Is There Hope for the Planet Among our Young People?
Excerpt from Future Thinkers Interview (81: Charles Eisenstein – The New Story of Climate & Humanity, Part 1)
Mike Gilliland (Future Thinkers): When you look at the generation of say your kid’s age, do you see enough of a change in the way they look at the world that this could, the kind of global change we’re talking about, could happen within their generation?
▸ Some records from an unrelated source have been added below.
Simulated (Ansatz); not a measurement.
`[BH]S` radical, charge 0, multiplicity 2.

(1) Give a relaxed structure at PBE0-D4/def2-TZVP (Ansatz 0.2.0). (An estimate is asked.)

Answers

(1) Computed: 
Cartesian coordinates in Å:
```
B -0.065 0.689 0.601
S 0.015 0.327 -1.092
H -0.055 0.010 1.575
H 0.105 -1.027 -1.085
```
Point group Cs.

Charles Eisenstein: Yeah, I meet different kinds of people, so we’re saying like early twenties maybe. Some of them are just more lit up and conscious in a way than I was at that age. A much keener awareness of taking ownership of their projections onto other people, of separating fact from story, of asking themselves, “how is this coming from me?” of noticing codependent patterns, et cetera. When I was 22 I didn’t know the word codependent. It wasn’t a concept and I would just default into judgment and blame without considering, “oh, is my judgment actually a projection of something in my self, something that hurts and I’m putting it on somebody else?” That was not even the foggiest notion in my brain. It took me 30 years to start thinking that way and my kids default to that. They’re so much more sophisticated in their consciousness. And then there’s also a lot of young people who are not really aware of that, but what I find is that even they are much less willing and enthusiastic participants in the story of normal. They resist that story. They get so depressed or suicidal or addicted, it’s like their soul’s way of rebelling against it. They’ve been bribed and threatened into it. They have student loans hanging over their heads. They have economic insecurity. They’re being pushed into living out an obsolete story, but their heart isn’t in it and so that’s why they have to use more and more force to stay with the program. So this kind of rebellion where energy is getting taken away from maintaining the world as we know it, that’s creating conditions for change in the long run.
Mike Gilliland (Future Thinkers): How else do you think people can adapt to the future? What are some of the things people can do, an average young person can do right now that would build this vision of a better future?
Charles Eisenstein: Usually when someone asks that question, “how can we adapt to the future?” conventionally speaking, and I’m not saying that you’re saying this, but conventionally speaking it’s “how can I be secure, how can I thrive, how can I survive even in the future?” because it’s going to get more and more competitive. So how can I be ok? I think that the future that we want to adapt to… for one thing, the future is still to be determined. We don’t know what the future is. There are multiple futures that co-exist so I would take that to a meta-level question and say, “what future do you want to live in? What future do you want to participate in? Which timeline do you want to walk down?” So imagine multiple co-existing futures as if in a quantum super position of states and one of them is going to come into measurable reality, relational reality. Which one do you engage with? The future that I want to engage with is one where we don’t even ask “how am I going to survive it?” Instead we ask, “how can I serve it? What am I here to serve? What is so beautiful to me that I would give everything I can to make it reality?” The more people who step into that attitude the more beautiful the future will become. So yeah, I would turn the question on its head. It’s not so much “how we adapt to the future,” but it’s really “who do we want to be? Who do you want to be?” And understanding then that there is an intimate relationship between who you are and the future that manifests in our experience. The world that we see today is intimately entwined with who we are today.